7th August.—Set off at 7 from Königstein; the road insufferably bad. Austrian soldiers marching from Linz into Brabant. One poor fellow was lying on the ground roaring from the torture of a colic. I gave him money, and as we were going the same road had him placed upon the second carriage, that took him on till we overtook a baggage waggon: he was a poor Croat not twenty years old. Slept at Montabaur.

8th August.—Passed through a noble forest of enormous extent. Coblentz is charmingly situated upon the Rhine. We crossed the river on a pont volant. The émigrés are no longer allowed to remain in the town; this foyer of counter-revolution is at present very dull and democratic. Just out of the town we crossed the Moselle, which there falls into the Rhine. We followed the course of the Rhine to Bonn, the country rich and populous. Just before we entered Bonn, I was delighted at the sight of a very magnificent ruin of a baronial castle, with a high tower, upon a solitary rock. We slept at Bonn, which is now the residence of the Elector of Cologne, who is the uncle of the Emperor.

9th August.—Stopped at Cologne, an ugly, dirty town; everything looked black, houses, water, faces, trees. Road to Donningen[88] deep sand and bad. Three miles from Dusseldorf crossed the Rhine, which is very wide and begins to lose its transparency, on a pont volant. The gates of Dusseldorf were shut, and we were compelled to take refuge under a very comfortless roof; I lay upon the floor a prey to every sort of vermin, bugs, spiders, earwigs—filthy. I never was really annoyed at any gîte before this.

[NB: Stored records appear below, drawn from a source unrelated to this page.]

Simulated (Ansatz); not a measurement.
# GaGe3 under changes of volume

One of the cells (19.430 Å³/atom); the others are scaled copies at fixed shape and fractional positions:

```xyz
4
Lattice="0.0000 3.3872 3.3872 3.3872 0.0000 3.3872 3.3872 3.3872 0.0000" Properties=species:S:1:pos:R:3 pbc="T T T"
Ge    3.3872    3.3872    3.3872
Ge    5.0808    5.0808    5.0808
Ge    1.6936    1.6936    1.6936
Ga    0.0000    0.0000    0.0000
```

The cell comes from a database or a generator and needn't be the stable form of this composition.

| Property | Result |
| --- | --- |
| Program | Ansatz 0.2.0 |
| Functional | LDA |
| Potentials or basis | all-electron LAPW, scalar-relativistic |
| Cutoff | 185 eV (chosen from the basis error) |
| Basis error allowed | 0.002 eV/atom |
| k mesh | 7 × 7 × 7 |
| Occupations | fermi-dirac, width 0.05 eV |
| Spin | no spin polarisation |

10th August.—The gallery contains some excellent pictures.[89] Rubens, Vanderwerfs, and some Italian masters. Twenty-five Vanderwerfs. Small cabinet pictures his finished, detailed style suits, but he fails when he attempts history pictures. His pendant to Raphael’s ‘St. John’ shows that he did not understand effect; the figure of Magdalen looks like a carving in ivory, and the hair like a flaxen wig. A game piece by Sneiders, a single figure in it done by Rubens, a chef d’œuvre. In general a picture painted by different hands either fails in harmony or in composition, but not this one, as each are perfect. Sneiders’ high finishing forced Rubens to give more force and less glare. This picture makes one regret that Rubens had not always some reason to paint in this energetic style. Two fine Boths. Fine Berghem. The ‘Charlatan,’ by Gerard Dow, a charmingly executed Dutch picture, as fine as the celebrated ‘Femme Hydropique,’ by the same hand, at Turin. The evening was rainy, and the weather very unpromising, but the whim was to go on, and on we went to Furth. When we arrived there were no beds; I and my maid sat up in a small room, and Sir G. and the servants slept as they could in the carriages.

DUSSELDORF

Sunday.—In the road to Juliers there are works upon the road made by the French whilst they were in possession of this country. Juliers is an ugly town belonging to the Elector of Bavaria. At Aix-la-Chapelle heard the melancholy tale of the Queen’s being sent to the Conciergerie. Unhappy woman! there is little hope of peace for her in this life. Gaston continues successful in Brittany. He appears to rise by magic, suddenly he advances at the head of thousands, and then as suddenly they dissolve into air. It is a pity the emigrants are not sent to succour him, but I confess I begin to fear the liberal, generous, and gallant Englishman looks at France with a mercantile, suspicious eye. Slept at Aix-la-Chapelle.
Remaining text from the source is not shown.